In the least surprising news of the the week (so far), Modern Media Acquisition Corp. (MMDM), filed a new Preliminary Proxy/F-4 this morning and included within it was the news of an intended PIPE financing to be done at $8.00. A date for a shareholder vote has still not been scheduled as of yet, but Modern Media has until September 17th to close their combination with Akazoo Ltd.
However, going back to that $8.00 PIPE, let’s start with a little background and how MMDM got here. If you recall, Modern Media originally raised $207 million at their IPO back on May 11, 2017. Subsequent to that, Modern Media has had two extension votes. At the first extension vote, back in February of this year, $61 million was removed from trust due to redemptions. At the second extension vote, held in June, MMDM did not offer any contribution to trust to extend. As a result, nearly $140 million redeemed leaving just $14.7 million in trust. However, there is a condition to closing that MMDM have no less than $53.0 million of available cash upon the consummation of the Business Combination. So clearly this deal was going to need a PIPE.

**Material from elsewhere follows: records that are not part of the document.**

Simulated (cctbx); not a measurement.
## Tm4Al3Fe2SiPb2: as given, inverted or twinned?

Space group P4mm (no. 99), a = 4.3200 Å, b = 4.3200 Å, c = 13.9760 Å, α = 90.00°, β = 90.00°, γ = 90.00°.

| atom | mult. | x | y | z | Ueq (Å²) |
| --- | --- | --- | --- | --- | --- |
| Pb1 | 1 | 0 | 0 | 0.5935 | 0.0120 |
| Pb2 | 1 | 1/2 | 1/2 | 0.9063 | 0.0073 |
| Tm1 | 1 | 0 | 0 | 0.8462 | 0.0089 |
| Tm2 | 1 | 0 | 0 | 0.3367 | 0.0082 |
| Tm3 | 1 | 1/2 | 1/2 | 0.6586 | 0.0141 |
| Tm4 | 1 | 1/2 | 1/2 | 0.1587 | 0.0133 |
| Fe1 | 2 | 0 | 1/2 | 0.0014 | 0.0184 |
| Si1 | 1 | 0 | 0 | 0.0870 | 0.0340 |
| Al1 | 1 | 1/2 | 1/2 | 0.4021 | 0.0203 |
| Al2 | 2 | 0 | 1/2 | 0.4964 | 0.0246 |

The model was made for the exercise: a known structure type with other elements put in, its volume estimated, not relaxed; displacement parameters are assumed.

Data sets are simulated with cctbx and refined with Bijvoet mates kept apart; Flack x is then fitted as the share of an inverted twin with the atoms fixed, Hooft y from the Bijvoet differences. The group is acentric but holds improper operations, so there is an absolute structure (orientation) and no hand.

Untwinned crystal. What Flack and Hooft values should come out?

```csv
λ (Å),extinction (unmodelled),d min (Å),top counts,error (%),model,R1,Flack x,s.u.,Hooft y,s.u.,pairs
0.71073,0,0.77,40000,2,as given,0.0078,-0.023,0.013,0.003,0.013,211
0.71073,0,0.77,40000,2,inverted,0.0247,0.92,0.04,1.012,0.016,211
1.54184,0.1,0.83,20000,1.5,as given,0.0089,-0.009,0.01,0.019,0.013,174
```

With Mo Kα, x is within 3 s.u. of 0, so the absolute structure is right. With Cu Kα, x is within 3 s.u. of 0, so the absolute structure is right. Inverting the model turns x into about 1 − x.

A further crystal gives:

However, before we get to the PIPE, there were a few changes to the Transaction Agreement as well. Per the proxy, on July 29, 2019, the parties to the Business Transaction Agreement and Macquarie executed a Letter Agreement that amended certain provisions of the Business Transaction Agreement to provide for the PIPE Financing and agreed to the terms of the PIPE Financing. Specifically, the Letter Agreement provides that:
- The sponsor will forfeit 2.6 million PubCo Ordinary Shares (promote shares) upon consummation of the Business Combination
- The sponsor will also forfeit 7.32 million PubCo warrants (private placement warrants) upon consummation of the PIPE Financing
- Depending on the amount of available cash that MMAC has upon consummation of the Business Combination, certain PubCo Ordinary Shares sold in the PIPE Financing may include PubCo Ordinary Shares held by former shareholders of Akazoo (promote shares)
- A certain number of PubCo Warrants will be issued for no additional consideration to holders of PubCo Ordinary Shares that previously held Akazoo equity, equal to the difference between the total amount of PubCo Warrants forfeited by the sponsor and the total amount of PubCo Warrants issued to investors in the PIPE Financing as an incentive to participate in the PIPE Financing, subject to a minimum issuance of PubCo Warrants which decreases as the amount raised in the PIPE Financing increases.
- Macquarie also gets a right of first refusal for the duration of the Lock-Up Period to serve as a bookrunning managing underwriter, bookrunning managing placement agent or bookrunning managing initial purchaser in connection with any offering or placement of securities or other credit transaction by PubCo and to serve as financial advisor in connection with any disposition of the business, assets or voting securities by PubCo.
To be clear, MMDM is still in the process of securing committments to the PIPE, but they do state that they anticipate that the PIPE shares will be sold at $8.00. Furthermore, as per the Letter Agreement, MMDM has the ability to offer, for no additional consideration and as an incentive, shares and warrants up to an amount equal to the sponsor shares and warrants MMDM intends to forfeit. Basically, MMDM will be transferring part of the promote and private placement warrants to PIPE investors as a sweetener.
Additionally, MMDM states that they anticipate issuing 5,926,029 shares in the PIPE, which at $8.00, means a $47.4 million raise. However, the agreement also provides for a tiered amount of sponsor shares to be forfeited so that depending on how much MMDM has in aggregate at closing (PIPE financing + trust account), they will forfeit shares according to the following schedule:
- An aggregate of $60 million of available cash after consummation of the Business Combination, the sponsor has agreed to forfeit 2.35 million PubCo Ordinary Shares
- An aggregate of $70 million of available cash after consummation of the Business Combination, the sponsor has agreed to forfeit 2.1 million PubCo Ordinary Shares.
This is instead of the 2.6 million PubCo Ordinary Shares originally agreed to be forfeited in the Letter Agreement.
Lastly, MMDM does not intend to accept subscriptions in the PIPE Financing after August 16, 2019, which tells us that the shareholder vote will at least be after that date.
Nevertheless, when a PIPE is announced below $10.00, a SPAC can (and should) expect a complete redemption of the trust account, which calls in to question the float and Nasdaq eligibility, per the new rules. This transaction will most likely result in a nearly non-existent float (temporarily, before Rights shares are delivered), but it remains to be seen what the lock-ups will look like for any PIPE investors since a subscription agreement hasn’t been filed yet. Removing lock-ups creates other issues, but it remains to be seen how MMDM intends to address this float issue.
UPDATE: Yes, there will be 2.07 million Rights shares added to the float post-combination, but that’s still not a “huge” float and as we saw with PECK (which had Rights) and KERN, which had a float of approximately 1.4 million shares post-closing, that level of float is enough to cause issues with volatility in the share price.